Good people can disagree about term limits.
It’s not a moral issue, but about practical governance.
I love term limits, while my friend Lew Rockwell, the former Ron Paul aide who started the Mises Institute and runs the popular website LewRockwell.com, isn’t a fan.
In a brief post to his site, entitled “The Term Limit Hoax,” Rockwell lamented that “Term limits apply only to the institutionally weakest branch of government, the legislature, to further weaken it, and never to the presidential bureaucracy, which actually runs the government, nor to the judges. It’s why neocons, those ultimate presidential supremacists, love term limits.”
This is the classic logical fallacy of guilt by association. Neoconservatives breathe air, too. Should the rest of us turn blue?
Usually if politicians — neocon or otherwise — claim amorous feelings for limits, as the late Bob Novak warned, “They’re lying.” Yet, most regular folks — all races, genders, political parties, levels of neocon-ness, you-name-it — actually do want term limits.
Lew’s correct: Congress is weak. It was designed to be the strongest branch, holding the all-important purse strings and a law-making monopoly. Yet, career politicians have shrunk from fulfilling the First Branch’s constitutional role, consistently handing more and more power to the executive branch and the courts.

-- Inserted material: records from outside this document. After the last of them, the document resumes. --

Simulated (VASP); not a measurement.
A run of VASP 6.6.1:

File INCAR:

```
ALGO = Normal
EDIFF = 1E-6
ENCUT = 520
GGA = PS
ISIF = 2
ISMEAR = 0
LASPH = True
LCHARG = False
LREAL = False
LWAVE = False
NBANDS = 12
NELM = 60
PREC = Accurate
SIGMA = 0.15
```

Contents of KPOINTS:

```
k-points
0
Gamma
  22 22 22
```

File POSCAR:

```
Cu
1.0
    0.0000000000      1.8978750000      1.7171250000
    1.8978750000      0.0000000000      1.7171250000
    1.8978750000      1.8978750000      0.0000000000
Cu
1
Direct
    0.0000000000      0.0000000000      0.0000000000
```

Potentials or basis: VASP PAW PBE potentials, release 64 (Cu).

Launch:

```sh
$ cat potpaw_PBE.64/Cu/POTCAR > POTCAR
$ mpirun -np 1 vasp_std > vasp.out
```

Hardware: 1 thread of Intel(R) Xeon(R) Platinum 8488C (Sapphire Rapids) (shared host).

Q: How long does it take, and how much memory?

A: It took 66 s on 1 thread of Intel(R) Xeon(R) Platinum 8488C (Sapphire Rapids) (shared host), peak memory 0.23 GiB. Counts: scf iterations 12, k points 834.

That’s not the result of term limits, but a lack thereof.
Why is there “never” a push for term limits on the “presidential bureaucracy”? Well, those bureaucrats don’t even have terms as such. And any limits would have to be legislated by Congress. Congress enacted that bureaucracy, every cubicle of it, and the longer congressmen stay in Washington, the more they champion it.
Limit judges? A term-limited Congress might help there, too.
This is Common Sense. I’m Paul Jacob.